There is a reason why Precious has been getting so many rave reviews and swept up all the awards this year. It is a hard hitting drama that shows us the shocking truth that we all fail to focus on.
We know that they are young girls living with abuse but the first scene in which Precious is attacked by her father, you are so thankful for the escapist scenes that she creates in her mind because you know your strong enough to handle the full horror of it.
Based on the equally gritty novel, Push by the Harlem poet and author Sapphire, the film is based on the life of an obese teenage girl living in Harlem. Precious is still in junior school at sixteen with a baby girl by her father and another on the way.
That’s the beauty of this film. Director Lee Daniels has made this production very blunt, dropping you straight into the middle of Precious’ world, whether you like it or not. He doesn’t have the time to hide reality from you and he has quite rightly been praised for taking this approach.

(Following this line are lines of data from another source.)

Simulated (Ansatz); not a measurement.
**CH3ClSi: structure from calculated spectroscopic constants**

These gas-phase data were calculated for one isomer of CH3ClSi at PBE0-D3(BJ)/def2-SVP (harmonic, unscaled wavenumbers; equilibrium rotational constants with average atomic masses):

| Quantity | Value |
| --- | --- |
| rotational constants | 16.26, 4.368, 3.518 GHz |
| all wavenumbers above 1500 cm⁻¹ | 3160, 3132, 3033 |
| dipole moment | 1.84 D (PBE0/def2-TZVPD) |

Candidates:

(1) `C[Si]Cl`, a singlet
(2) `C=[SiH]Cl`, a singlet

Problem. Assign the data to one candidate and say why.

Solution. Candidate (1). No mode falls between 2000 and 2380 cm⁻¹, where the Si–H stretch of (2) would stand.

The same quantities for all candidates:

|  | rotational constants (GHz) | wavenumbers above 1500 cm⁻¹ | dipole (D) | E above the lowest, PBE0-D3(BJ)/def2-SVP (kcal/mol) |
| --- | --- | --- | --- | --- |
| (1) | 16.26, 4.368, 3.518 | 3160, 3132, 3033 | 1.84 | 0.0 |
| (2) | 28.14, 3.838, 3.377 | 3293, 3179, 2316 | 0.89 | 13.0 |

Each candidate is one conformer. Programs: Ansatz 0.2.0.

One thing that Precious is good at is Maths, she likes education but then we discover why she finds it so hard move up. Thank to a teacher at an alternative school called Blu Rain – Paula Patton, who you look at with love and awe – Precious is finally allowed to develop and grow, allowed to feel like she is ‘here’. This film has proven to me yet again that we need teachers to care for students; they are not only educators but also voluntary social workers because they have the power to help.
It’s the girls at the alternative school that bring some humour into the movie, making sure it isn’t all doom and gloom. While these girls have their own problems, the growth from bitchy comments to actual concern for each other warms the heart. But the Rhonda, the Jamaican and oh-so-confident Joanne help to bring some laughter not only to us but to Precious’ life.
When Mo’Nique hits the screen, you forget about the big bubbly woman who we see in films and TV shows. Here she is a monster that beats her daughter for ‘stealing her man’. She becomes a character so monstrous that you are scared whenever she is on the screen. When she finally cracks and breaks down and reveals the truth of what Precious has been through, she manages to show the emotional turmoil of a woman that is so rare to fully capture. Mo’Nique deserved her Oscar because I can imagine that playing a mother who gets her own daughter to satisfy her sexually would have made her push herself in a whole new way. It has to be the most powerful part of the film and I believe the reason why people are leaving the cinema’s so moved by it.
Gabourey Sidibe has come storming into the Hollywood scene with her pure performance in which she masters the look of passivism that you could at first mistake for amateur acting until there is a moment where Precious feels happy and her smile fully transforms her face and warms your heart.
Precious is a must see movie and shows some actresses giving the best performance of their lives.